Hello From Tasmania
Posted 13 June 2007 - 06:14 PM
Just joined today and rather than lurk, I thought I'd introduce myself. I learned to dive 27 years ago in the UK, I have lived in Australia for 20 years now, 18 of them here in Tasmania, that's the triangular block of land in the far SE of the country (I'm often surprised that some people still think it's near Indonesia somewhere).
Returned to diving about 9 years ago and having got a bit bored with just finning around and looking at the pretty fishes, I thought it would be nice to add another dimension to my diving. I have finally taken the plunge at an introductory level with a Sea & Sea DX860G and strobe set. Out of around 300 shots taken over 3 days of diving, I've got perhaps 4 "keepers" and am fast realising that this is going to be a pretty challenging interest.
I was advised (several times) to join up to this forum and I''m hoping I can get a reasonable amount of usedful hints & tips and in time, maybe contribute something useful myself.
Posted 17 June 2007 - 02:33 AM
Welcome aboard. What kind of diving do you have in Tasmania? I have dove Kangaroo Island. Similar?
In some respects, yes; I believe our NW coast shares many marine species with South Australia which is effectively only the other side of Bass Strait, although most of my diving tends to be East Coast/Tasman Peninsula (in the SE) . I haven't dived KI, but I reckon you would feel fairly well at home.

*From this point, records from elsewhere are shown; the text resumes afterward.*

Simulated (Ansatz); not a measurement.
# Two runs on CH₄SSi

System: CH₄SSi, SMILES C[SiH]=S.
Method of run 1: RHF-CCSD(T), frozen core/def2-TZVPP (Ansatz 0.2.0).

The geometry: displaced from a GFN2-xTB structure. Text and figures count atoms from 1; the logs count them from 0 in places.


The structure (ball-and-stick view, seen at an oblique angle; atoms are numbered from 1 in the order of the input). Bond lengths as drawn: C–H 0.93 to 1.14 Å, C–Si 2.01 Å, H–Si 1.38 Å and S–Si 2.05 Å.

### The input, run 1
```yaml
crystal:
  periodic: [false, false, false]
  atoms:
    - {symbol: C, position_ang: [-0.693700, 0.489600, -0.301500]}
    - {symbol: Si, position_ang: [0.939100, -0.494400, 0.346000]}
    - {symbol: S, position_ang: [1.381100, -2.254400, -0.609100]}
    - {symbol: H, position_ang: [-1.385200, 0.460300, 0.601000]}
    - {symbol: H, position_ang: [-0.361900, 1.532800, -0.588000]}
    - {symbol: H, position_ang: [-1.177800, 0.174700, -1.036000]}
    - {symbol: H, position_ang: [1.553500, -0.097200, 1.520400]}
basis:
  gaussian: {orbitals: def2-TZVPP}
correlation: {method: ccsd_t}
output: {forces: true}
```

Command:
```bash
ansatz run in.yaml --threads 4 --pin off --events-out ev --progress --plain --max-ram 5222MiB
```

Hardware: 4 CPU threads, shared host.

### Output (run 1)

Bit chillier down here though, our top temp in Summer sits around 18C, dropping down to around 11C in Winter, so not a huge temp range and not particularly warm, dry suits are more in vogue here now. It's dropping quite quickly ATM, I dived bicheno 3 weeks ago and wqe had 17-18C in the water, went back that way last Saturday, 100kms north in fact and it was down to 14C, in only 14 days.
Not much in the way of wrecks here I'm afraid as the Luftwaffe & Kriegsmarine stayed away from here but what we do have is some excellent scenery, both above & beklow water, including giant kelp forests, sea caverns and awesome wildlife, seals, whales and many fish and invertebrate species which are pretty well endemic to this part of the world only, being cool-temperate and isolated by great distance from other coastal waters with the same climatic conditions.
These were taken by a leading photographer in my dive club, James P, and tell the story down here pretty well:
In many respects, Tasmania is a photographers dream, with good to fantastic visibility pretty well all year round, depending on the weather. Just the seas can be a litle bit rough at times, which comes of sitting in the Roaring Forties.